Brocade Communications Systems on Monday said it has agreed to buy Foundry Networks in a deal valued at $3 billion. The acquisition has the potential of making Brocade a stronger competitor against networking powerhouse Cisco.
Under the deal, Brocade, which makes software and switches used to connect corporate servers and data centers, would pay $19.25 in cash and stock for each share of Foundry. The acquisition is expected to close in the fourth quarter of this year, pending approval from Foundry stockholders and regulators.
Foundry makes switches and other equipment for building Internet-based networks, a market dominated by Cisco. By joining Brocade, Foundry is helping to create a combined networking company that could become a much stronger rival to Cisco.
"Brocade and Foundry bring complementary strengths to the table in terms of technology leadership, product portfolio, and the ability to capitalize on key market trends," Bobby Johnson Jr., president and chief executive of Foundry, said in a statement. "Together we believe we will be a much stronger entity with a compelling value proposition to compete more effectively in, and across, our respective markets."
Foundry, founded in 1996, has about 1,100 employees and operations in the major regions of the world. The company held its initial public offering in September 1999. Foundry last year reported $607.2 million in revenue and $81.1 million in profit. Brocade reported $1.2 billion in revenue and $76.9 million in profit.

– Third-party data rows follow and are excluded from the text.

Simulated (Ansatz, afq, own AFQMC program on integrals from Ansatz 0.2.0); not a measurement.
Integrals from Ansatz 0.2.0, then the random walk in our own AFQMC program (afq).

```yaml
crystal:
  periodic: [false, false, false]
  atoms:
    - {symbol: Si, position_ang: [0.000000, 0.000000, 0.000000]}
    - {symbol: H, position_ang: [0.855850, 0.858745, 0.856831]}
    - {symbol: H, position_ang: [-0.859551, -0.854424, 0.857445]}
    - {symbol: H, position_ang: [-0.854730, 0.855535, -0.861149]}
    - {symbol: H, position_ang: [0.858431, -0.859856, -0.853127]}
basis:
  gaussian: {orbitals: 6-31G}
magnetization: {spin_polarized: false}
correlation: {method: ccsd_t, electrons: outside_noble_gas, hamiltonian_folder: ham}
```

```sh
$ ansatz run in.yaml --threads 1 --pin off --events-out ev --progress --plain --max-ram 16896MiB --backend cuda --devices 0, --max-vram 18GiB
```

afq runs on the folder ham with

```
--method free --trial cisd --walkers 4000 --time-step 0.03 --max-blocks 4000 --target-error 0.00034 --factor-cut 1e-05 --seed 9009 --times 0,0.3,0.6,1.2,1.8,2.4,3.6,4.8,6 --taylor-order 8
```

Brocade and Cisco have recently launched switches aimed primarily at one job: virtualization. Cisco in January introduced the Nexus as the successor to the networking company's most successful product, the Catalyst 6500. The Nexus aims at virtualizing the network interface cards, host bus adapters, and cables that connect servers to networks and remote storage.
Brocade the same month introduced the DCX Backbone, a switch that does much the same as the Nexus, namely consolidate SAN and LAN into a single network, and virtualize NICs that connect them to virtual servers.